Transportation Secretary Ray LaHood said he expects to have an agreement to revive cross-border trucking between the U.S. and Mexico by the middle of the year after sending U.S. officials to Mexico on Monday to present the department’s plan to the government there.
“We will have a final agreement by the middle of the year,” LaHood said at the SMC3 annual winter meeting in Atlanta.
“A team is in Mexico to take a hard look at our proposal, flesh it out and come up with a full proposal to help us restart this program,” he told the trucking industry group.
“There is real pent-up demand on the Mexican side and certainly from our side to get this done and get a final plan,” LaHood said.
The Obama administration suspended the controversial program launched in the Bush administration to allow Mexican trucks to carry goods into the United States two years ago. The decision was applauded by organized labor, which says the Mexican truckers are not subject to the same oversight as American truckers, but prompted a sharp backlash from Mexico City.
The Mexican government slapped more than $2 billion in tariffs on U.S. products, saying the program’s suspension violated the North American Free Trade Agreement. U.S. exporters, particularly agricultural shippers, say their business is being held hostage to the dispute.
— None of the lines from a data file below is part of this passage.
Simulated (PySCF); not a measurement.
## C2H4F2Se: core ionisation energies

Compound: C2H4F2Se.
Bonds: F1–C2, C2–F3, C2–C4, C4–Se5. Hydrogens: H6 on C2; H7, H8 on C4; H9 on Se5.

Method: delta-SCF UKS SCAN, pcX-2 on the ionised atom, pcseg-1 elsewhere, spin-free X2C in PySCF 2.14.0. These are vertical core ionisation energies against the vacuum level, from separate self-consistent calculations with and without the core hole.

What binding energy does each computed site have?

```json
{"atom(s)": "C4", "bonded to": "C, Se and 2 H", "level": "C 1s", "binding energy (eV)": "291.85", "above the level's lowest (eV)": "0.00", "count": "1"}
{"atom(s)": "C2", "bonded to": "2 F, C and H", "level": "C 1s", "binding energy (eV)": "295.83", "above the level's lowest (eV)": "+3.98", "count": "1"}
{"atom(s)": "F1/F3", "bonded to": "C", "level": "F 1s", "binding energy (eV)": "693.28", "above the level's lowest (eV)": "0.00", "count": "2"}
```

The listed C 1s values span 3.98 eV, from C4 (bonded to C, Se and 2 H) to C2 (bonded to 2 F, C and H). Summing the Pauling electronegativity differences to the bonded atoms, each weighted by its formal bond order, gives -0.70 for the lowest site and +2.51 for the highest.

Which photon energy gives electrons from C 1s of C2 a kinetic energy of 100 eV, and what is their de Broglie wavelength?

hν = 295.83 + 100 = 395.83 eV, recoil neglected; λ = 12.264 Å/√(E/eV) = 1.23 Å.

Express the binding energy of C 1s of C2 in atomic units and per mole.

LaHood said he met recently with Teamsters union General President James P. Hoffa but won no endorsement for a compromise with Mexico. “He hates this program. But this is the law and it’s part of NAFTA and we have to do it,” Lahood said.
He did not say whether the U.S. was asking Mexico for any special actions to resume the program beyond lifting the tariffs that have “had a huge impact” on agriculture shippers. “Once we reach a final compromise with Mexico, the plan would be to lift these tariffs,” he said.